The Merciful Church


Go and learn what this means: I desire mercy, not sacrifice.

Humanity still has a long way to go to learn Jesus’ lesson. As the church is an entity of humans, so too does the church have a lot to learn about mercy. What if mercy were at the heart of the Christian church’s witness (instead of say holiness, family values or even salvation)? Perhaps we could encapsulate the entirety of the gospel were we to focus on giving and spreading mercy.

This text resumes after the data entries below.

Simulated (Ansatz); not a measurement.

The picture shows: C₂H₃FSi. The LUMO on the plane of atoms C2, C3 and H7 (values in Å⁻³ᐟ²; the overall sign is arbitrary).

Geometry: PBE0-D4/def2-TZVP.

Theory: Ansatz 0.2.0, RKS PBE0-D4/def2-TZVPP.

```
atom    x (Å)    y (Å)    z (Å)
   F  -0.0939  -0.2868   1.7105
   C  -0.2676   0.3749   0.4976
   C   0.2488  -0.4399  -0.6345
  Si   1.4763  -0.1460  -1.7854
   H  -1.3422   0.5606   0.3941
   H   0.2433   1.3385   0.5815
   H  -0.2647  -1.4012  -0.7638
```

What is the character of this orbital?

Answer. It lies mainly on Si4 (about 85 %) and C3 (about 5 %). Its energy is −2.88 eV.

Though the greatest commandments are love God and love neighbor, something gets lost in translation. Jesus illustrates the love of neighbor by telling the parable of the Good Samaritan. After asking the parable’s audience “Which one of these, do you think, was a neighbor to the man who fell into the hands of robbers?” The correct reply was “The one who showed him mercy,” followed by Jesus’ command to “Go and do likewise”. The way to inherit eternal life is to show mercy. A church’s Christ-like-ness can be judged by its mercifulness.

Mercifulness of the Heart

Mercifulness is a heart matter. It is illustrated by Jesus’ readiness to weep at the sadness of others. We follow no stoic Lord. A heart that is open to the experiences of others is necessarily vulnerable to being hurt itself. That’s just how it is. So too, real healing comes from having a caring companion. Peter was invited to the house of Tabitha who had just passed away. The mourners were gathered together weeping and wailing as is their custom. the family at the heart of the loss was not left alone but joined by sympathizers. the mourners also passed around clothes that Tabitha had made to recognize Tabitha’s giftedness and their connectedness to her. So church is to surround people in their pain and share in their vulnerability. You hurt for the grieved because you have grieved.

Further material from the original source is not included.